A New Record
Living in Lake Nona, there’s a lot of talk about career advancement. There’s a lot of emphasis on education and on improving one’s resume for the future. Whether you are currently looking for a new job, or whether you’re staying home with children every day of the week, I think we’re all attempting to write a better resume. We all want to demonstrate to the watching world that we have it together and we’re the right person for the job.
When it comes to our relationship with God, I think most of us think in resume terms. We believe that if we were to die and stand before God, and he was to ask us why he should let us into his heaven, that we would be able to present our resume to him. On our resume we would demonstrate that we’ve done far more good things than bad. That we’ve raised children, worked honestly, paid our taxes on time, and therefore should be found more than acceptable for the God of heaven.

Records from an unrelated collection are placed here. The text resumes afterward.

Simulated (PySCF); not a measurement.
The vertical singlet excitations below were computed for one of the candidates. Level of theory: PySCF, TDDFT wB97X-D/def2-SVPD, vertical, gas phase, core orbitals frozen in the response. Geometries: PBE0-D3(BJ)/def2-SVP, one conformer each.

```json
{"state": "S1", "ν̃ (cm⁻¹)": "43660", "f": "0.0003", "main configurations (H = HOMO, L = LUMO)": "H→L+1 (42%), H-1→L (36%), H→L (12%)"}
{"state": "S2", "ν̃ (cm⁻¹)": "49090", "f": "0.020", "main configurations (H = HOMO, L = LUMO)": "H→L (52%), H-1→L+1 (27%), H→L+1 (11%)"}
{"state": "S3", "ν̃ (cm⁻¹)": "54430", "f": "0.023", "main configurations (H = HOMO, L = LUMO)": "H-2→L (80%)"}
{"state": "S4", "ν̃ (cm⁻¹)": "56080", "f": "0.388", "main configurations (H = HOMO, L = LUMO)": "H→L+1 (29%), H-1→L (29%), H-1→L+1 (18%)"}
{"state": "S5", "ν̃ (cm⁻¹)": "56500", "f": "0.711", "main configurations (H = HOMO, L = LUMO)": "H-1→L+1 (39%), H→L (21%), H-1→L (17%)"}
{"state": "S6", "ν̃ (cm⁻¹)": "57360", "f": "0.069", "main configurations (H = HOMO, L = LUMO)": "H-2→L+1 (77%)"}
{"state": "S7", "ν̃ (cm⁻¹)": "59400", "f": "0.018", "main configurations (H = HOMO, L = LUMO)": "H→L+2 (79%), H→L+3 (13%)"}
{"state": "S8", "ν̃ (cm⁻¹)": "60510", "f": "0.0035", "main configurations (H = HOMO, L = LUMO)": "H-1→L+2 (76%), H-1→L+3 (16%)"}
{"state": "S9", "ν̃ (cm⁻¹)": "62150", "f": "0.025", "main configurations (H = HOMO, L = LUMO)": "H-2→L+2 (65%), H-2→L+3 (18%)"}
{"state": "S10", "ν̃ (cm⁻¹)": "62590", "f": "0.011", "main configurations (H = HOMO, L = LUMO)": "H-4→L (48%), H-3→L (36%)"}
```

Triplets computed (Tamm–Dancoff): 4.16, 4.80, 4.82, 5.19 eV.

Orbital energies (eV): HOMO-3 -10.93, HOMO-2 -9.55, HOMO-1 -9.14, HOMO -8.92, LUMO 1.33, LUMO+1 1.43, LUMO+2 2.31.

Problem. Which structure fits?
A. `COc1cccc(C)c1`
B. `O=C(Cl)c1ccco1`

I would argue that most world religions actually think in these terms as well. The way you are found acceptable to God is that if your life works are put on a scale, the good things you’ve done need to outweigh the bad. As long as your scale is like this, you can feel confident that God will allow you into his presence. As common as this belief is, it’s actually quite contradictory to the message of the Bible.
The Bible demonstrates that God is perfectly holy and without any fault or sin at all. He created human beings to be like him, to love him, to serve him, and to never do anything evil. But in our own selfish rebellion, we have destroyed ourselves by sinning against him. Therefore, if the only resume that’s acceptable to God is one that’s perfect none of us stands a chance. It’s not a matter of good deeds outweighing bad deeds. It’s a matter of there being no evil deeds at all. None of us has a resume like that.
The apostle Paul talks about this dilemma in Philippians chapter 3. He states there that our record falls short, even when we think we’ve done a lot of good things. In fact, Paul lists his own resume in verses 4-6 to illustrate this reality. If eternal life with God could be achieved by keeping the law, his resume should have done it. He was circumcised on the 8th day (according to the Mosaic law), a Pharisee of Pharisee’s, and in terms of keeping the law, he says he was blameless. But now, Paul says, he counts his resume as rubbish in order that he may gain Christ. Why? Because Christ has the only perfect resume.
Christ is God the Son. He came from heaven to live the life we were meant to live without succumbing to evil. Jesus came to die for us, taking our sinful resume on himself. And God shows that our resume is dealt with in Jesus’ by bringing him back to life after he died. Paul now sees that his own record is broken, but Christ’s record is perfect. And here’s the amazing truth of the gospel. If we believe in Jesus, looking to his cross, Jesus exchanges his record for ours. When a person believes in Jesus’ life, death, and resurrection, we stand before God and submit Jesus’ resume instead of our own!
This is the good news. If we think that we can achieve a good enough resume to be acceptable to God on our own we are gravely mistaken. Our resume will always fall short. But when we look to the cross of Jesus, not only is our broken resume dealt with, but his perfect resume is given to us and we can stand before God’s throne with confidence. Jesus gives us a new record; his own. You can’t get a better resume than that.